A Christian housing worker who was demoted, disciplined and had his pay cut for criticising gay marriage on Facebook has been awarded less than £100 in damages.
Adrian Smith, 55, who worked for the Trafford Housing Trust in Manchester, had described gay marriage as “an equality too far” on the social networking site in 2011. When co-workers questioned him on his views, he wrote:
“The Bible is quite specific that marriage is for men and women. If the state wants to offer civil marriage to the same sex then that is up to the state; but the state shouldn’t impose its rules on places of faith and conscience.”
Although the comments were not visible to the general public, the trust ruled that he had broken its code of conduct by expressing views that might upset his co-workers, and he was demoted from his managerial position.
However, Mr Justice Briggs ruled in the High Court yesterday that the posts did not amount to misconduct and that the trust had therefore breached Mr Smith’s contract:
‘The breach of contract which the trust thereby committed was serious and repudiatory.”
Mr Smith was awarded the difference between his contractual salary and the amount he earned in his reduced role for 12 weeks. The judge commented that he was “uncomfortable” about only being able to award the plaintiff the small sum.

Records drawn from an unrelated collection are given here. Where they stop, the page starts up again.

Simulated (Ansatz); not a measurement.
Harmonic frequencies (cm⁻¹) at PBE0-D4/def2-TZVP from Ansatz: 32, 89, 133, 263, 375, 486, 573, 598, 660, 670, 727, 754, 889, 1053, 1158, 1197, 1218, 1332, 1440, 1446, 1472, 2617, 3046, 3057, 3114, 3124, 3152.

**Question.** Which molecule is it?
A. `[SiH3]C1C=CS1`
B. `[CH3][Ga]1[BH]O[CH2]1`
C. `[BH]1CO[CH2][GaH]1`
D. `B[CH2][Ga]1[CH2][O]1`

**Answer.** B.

Trust Chief Executive Matthew Gardiner said: ‘We fully accept the court’s decision and I have made a full and sincere apology to Adrian. At the time we believed we were taking the appropriate action following discussions with our employment solicitors and taking into account his previous disciplinary record.
He added: ‘This case has highlighted the challenges that businesses face with the increased use of social media and we have reviewed our documentation and procedures to avoid a similar situation arising in the future. Adrian remains employed by the Trust and I am pleased this matter has now concluded.”